Mr. Kern learned of this arrangement in March of 1976, and thereafter on March 26, sent a notice of intent to declare a forfeiture to Mr. Frazier, stating that Mr. Frazier's actions "in sub-leasing and/or assigning said lease to Ron Bloxham and other third parties and allowing said Ron Bloxham and other third parties to graze their cattle on the demised premises without first obtaining written consent from the Lessors constitutes a breach ..." and provided 30 days in which to correct the specified breaches.
On April 23, the Fraziers brought an action to enjoin the forfeiture, and a temporary restraining order was issued pending hearing on the merits. On April 27, the Kerns *96 declared the forfeiture complete, inasmuch as the alleged breaches had not been corrected, and the following day counterclaimed, seeking forfeiture of the lease and restitution of possession of the premises. On May 20, 1976, Mr. Bloxham's cattle were removed.
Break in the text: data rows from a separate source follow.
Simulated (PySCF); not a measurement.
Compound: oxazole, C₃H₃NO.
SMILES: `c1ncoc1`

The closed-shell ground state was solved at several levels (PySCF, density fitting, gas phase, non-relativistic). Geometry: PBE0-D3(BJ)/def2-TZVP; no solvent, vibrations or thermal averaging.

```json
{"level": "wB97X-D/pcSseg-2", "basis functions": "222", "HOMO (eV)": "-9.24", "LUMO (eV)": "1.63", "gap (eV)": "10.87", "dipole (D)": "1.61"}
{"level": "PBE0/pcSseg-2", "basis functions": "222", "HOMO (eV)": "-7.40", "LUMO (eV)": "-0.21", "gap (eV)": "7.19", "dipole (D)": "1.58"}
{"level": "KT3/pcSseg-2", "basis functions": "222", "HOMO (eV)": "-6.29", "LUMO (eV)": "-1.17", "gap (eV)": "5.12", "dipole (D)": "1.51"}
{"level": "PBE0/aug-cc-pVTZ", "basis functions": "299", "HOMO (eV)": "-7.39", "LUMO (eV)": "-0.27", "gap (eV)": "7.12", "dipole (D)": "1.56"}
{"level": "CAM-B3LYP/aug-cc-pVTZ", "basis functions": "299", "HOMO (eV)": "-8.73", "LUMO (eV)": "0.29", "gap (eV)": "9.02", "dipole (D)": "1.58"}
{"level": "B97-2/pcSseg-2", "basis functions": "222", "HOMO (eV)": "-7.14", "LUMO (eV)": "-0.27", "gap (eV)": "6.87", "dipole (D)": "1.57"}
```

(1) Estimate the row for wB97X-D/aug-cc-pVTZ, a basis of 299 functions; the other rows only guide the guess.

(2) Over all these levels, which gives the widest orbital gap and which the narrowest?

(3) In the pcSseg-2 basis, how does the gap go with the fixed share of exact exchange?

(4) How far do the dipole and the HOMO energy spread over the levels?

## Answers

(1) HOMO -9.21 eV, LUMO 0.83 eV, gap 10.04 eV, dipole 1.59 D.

After hearing, the court found that Mr. Frazier had breached the lease in that (a) he had used the range for grazing cattle other than his own; (b) he had entered into a sublease without the consent of Mr. Kern; and (c) once the breaches had been called to his attention, Mr. Frazier failed to cure the breaches within 30 days. The court then forfeited the Fraziers' interest in the remaining term of the lease, required the Fraziers to pay rent up through the date of the judgment, and awarded attorney's fees to the Kerns.
[1] The Fraziers' first assignment of error addresses the court's finding of a sublease from the Fraziers to Mr. Bloxham without the Kerns' written consent.
There is a difference between the assignment of a leasehold interest and a subletting. By assignment, the lessor parts with his whole interest in the estate, whereas, by a sublease, he grants an interest less than his own, reserving to himself a reservation.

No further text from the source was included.